Functional connectivity between regions of interest is typically determined on the basis of synchrony in low-frequency fluctuations (Biswal et al., 1995); therefore, removing higher frequencies using a low-pass filter may effectively remove noise from the time series while retaining signal of interest. For a contrasting view, see Boubela et al. (2013). Set regress_lopass to n (Nyquist) to allow all low frequencies to pass.:

# Band-pass filter with pass-band 0.01-0.08 Hz
regress_hipass[cxt]=0.01
regress_lopass[cxt]=0.08

# High-pass-only filter (>0.01 Hz)
regress_hipass[cxt]=0.01
regress_lopass[cxt]=n

# Low-pass-only filter (<0.1 Hz)
regress_hipass[cxt]=0
regress_lopass[cxt]=0.1

High-pass filters can be used to remove very-low-frequency drift from an acquisition; this is a form of scanner noise. The demean/detrend option additionally removes linear and polynomial drift. Set regress_hipass to 0 to allow all high frequencies to pass.

regress_sptf and regress_smo: Spatial smoothing parameters.

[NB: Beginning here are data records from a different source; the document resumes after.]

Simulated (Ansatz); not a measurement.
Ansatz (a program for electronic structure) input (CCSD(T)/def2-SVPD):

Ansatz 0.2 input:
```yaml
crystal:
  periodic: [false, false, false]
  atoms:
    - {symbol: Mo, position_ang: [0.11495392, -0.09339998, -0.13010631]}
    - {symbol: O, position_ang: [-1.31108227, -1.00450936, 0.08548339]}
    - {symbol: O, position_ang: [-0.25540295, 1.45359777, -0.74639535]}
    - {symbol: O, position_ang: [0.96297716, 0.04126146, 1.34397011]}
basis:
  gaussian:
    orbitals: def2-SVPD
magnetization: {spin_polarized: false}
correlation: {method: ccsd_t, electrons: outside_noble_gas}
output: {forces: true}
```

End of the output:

Endemic noise, for instance due to physiological signals or scanner activity, can introduce spurious or artefactual results in single voxels. The effects of noise-related artefacts can be mitigated by spatially filtering the data, thus dramatically increasing the signal-to-noise ratio. However, spatial smoothing is not without its costs: it effectively reduces volumetric resolution by blurring signals from adjacent voxels. The spatial smoothing implemented in the regress module (i) keeps the unsmoothed analyte image for downstream use and (ii) creates a derivative image that is smoothed using the specified kernel. This allows either the smoothed or the unsmoothed version of the image to be used in any downstream modules as appropriate.:

# No smoothing
regress_sptf[cxt]=none
regress_smo[cxt]=0

# Gaussian kernel (fslmaths) of FWHM 6 mm
regress_sptf[cxt]=gaussian
regress_smo[cxt]=6

# SUSAN kernel (FSL's SUSAN) of FWHM 4 mm
regress_sptf[cxt]=susan
regress_smo[cxt]=4

# Uniform kernel (AFNI's 3dBlurToFWHM) of FWHM 5 mm
regress_sptf[cxt]=uniform
regress_smo[cxt]=5

regress_sptf specifies the type of spatial filter to apply for smoothing, while regress_smo specifies the full-width at half-maximum (FWHM) of the smoothing kernel in mm.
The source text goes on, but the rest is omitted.